Come: Contrary to what humans think, this is never a good command as it usually means that whatever it is that your are enjoying yourself doing your human is not enjoying themselves watching and prefers that you desist. Plus humans seldom issue this command when they want to do something nice like giving you a new toy or some gelato because when you see or sense the good thing the command is superfluous. “Come” can lead to baths, vet visits, crates, silly hats etc. But you can practice “come” whenever a situation arises (like a dinner party) in which you can make a colossal nuisance of yourself.
No: The command “no” essentially means that you are on to a good thing-go for it. There is no stronger word with which to encourage a Hound than “no” and the louder and more vigorous the command the better the thing is that you are on to. Hounds can practice their version of “no” only when in the presence of grooming implements such as the nail clipper or walking control devices such as the gentle leader.

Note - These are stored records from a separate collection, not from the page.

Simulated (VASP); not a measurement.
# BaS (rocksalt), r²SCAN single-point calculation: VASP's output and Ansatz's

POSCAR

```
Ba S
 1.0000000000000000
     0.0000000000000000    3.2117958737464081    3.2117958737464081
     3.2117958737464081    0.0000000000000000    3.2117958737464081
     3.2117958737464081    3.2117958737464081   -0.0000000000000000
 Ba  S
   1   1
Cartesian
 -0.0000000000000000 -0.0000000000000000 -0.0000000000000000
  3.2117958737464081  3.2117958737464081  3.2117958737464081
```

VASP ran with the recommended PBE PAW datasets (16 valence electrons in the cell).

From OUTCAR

Stay: “Stay,” like “no” is a command of encouragement: that is, if you don’t stay where you are you are on the verge of finding something or doing something that possesses exceptional entertainment value—such as presenting your posterior to the camera instead of your face. Conversely, if you do stay, something unpleasant is likely to ensue (see come). “Stay” can be successfully practiced when it is time to leave the park or when sleeping the wide way across a bed or when hogging the kitchen floor.
Drop It: “Drop It” is another command of encouragement as it is self evident that if your human wants you to drop it dropping it is manifestly not in your best interest. “Drop it” really means, “swallow fast” or “run away now.” Hounds may want to practice “drop it” however when that piece of horse poop that they were about to ingest turns out disappointingly to be a rock or when a pill is inserted into their mouth.